Tutorials - ez-apis/ez-web-scraping GitHub Wiki

0. Table of content

Installation
Scrape website without authentification
Scrape website with authentification
Things to know

1. Installation

Go to github, and copy/paste (or download) EzWebScraping.py from the release page. Then, do the same thing for requirements.txt.
Open a terminal in the folder where is located requirements.txt, and type:

pip install -r requirements.txt

Now that you have the required libraries, you can put EzWebScraping.py in your project, by writing:

from EzWebScraping import EzWebScraping

2. Scrape website without authentification

Create an instance of EzWebScraping:

ez_scraper = EzWebScraping()

Now, you can connect to a website of your choice (it returns false if it failed):

ez_scraper.connect('https://github.com/)

You can scrape the content of the website with your favorite library (mine is BeautifulSoup)

bs_scraper = BeautifulSoup(web.get_html_page(), "html.parser")

3. Scrape website with authentification

Before doing anything, you will need to find specific information in your website. For this tutorial, we will use the https://github.com/. My browser display language is French, I'm sorry for that (not really important though).

First of all, find the login page. For github, we have https://github.com/login.

Now, right click on the username field, and click on "inspect". It should open the developer window.

Few things interest us in the <form> tag:
- (1) The action attribute of <form>,
- (2) The method attribute of <form>,
- (3) The name attribute of something like "authenticity_token" or "csrfmiddlewaretoken" (it could be different, it depends on the website's implementation). Its value is a random set of letters and numbers. However, some websites do not require it, so you can try to authenticate without auth_token_name keyword)
- (4) The name attribute of the username input,
- (5) The name attribute of the password input.

With (4) and (5), we can create a payload variable (which is a dictionary):

payload = {
    "login": "my_login",      # <username-input-name>: <your-username>,
    "password": "my_password" # <password-input-name>: <your-password>
}

With (1), we can update the login URL to the URL where the login is performed. In this case, it will be https://github.com/session instead of https://github.com/login because action="/session"
With (2) and (3), we can finally call the connect() function with the right values (it will return false if it failed):

ez_scraper.connect('http://github.com/session',
                   payload=payload,
                   auth_token_name="authenticity_token")

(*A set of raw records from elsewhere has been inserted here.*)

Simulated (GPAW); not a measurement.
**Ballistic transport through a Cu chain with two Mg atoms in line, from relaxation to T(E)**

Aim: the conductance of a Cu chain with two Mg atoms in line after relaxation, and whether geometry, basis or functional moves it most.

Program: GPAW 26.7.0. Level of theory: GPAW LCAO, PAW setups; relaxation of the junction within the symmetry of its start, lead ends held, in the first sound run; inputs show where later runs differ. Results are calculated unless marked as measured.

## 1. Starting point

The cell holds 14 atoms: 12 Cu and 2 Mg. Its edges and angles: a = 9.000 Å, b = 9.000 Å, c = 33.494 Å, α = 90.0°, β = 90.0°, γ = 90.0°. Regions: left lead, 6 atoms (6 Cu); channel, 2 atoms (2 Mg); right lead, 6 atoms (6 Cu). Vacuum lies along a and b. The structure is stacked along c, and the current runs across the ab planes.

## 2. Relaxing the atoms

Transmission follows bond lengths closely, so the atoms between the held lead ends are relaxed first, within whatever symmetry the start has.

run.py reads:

You can scrape the content of the website with your favorite library (mine is BeautifulSoup)

bs_scraper = BeautifulSoup(web.get_html_page(), "html.parser")

4. Things to know

After logging in, it is possible that you have been redirected. To know the current URL, you can use ez_scraper.get_url(),
If for some reason, it does not work, make sure to use a logger to troubleshoot your issue. Here is an example:

import time
import logging

def main():
    # Your code...

if __name__ == '__main__':
    logger = logging.getLogger()
    logger.setLevel(logging.DEBUG)
    formatter = logging.Formatter('%(asctime)s ' +
                                  '-- %(levelname)s ' +
                                  '-- [%(filename)s:%(lineno)s ' +
                                  '-- %(funcName)s() ] ' +
                                  '-- %(message)s')
    stream_handler = logging.StreamHandler()
    stream_handler.setLevel(logging.DEBUG)
    stream_handler.setFormatter(formatter)
    logger.addHandler(stream_handler)

    main()

If you are experienced, you can access to the session object or even the response object from the last connect() call. To do so, you can use respectively ez_scraper.get_session() and ez_scraper.get_response()

There are some other advanced functionalities that are not described here because it is only useful for specific cases. Take a look at the EzWebScraping class section above for details.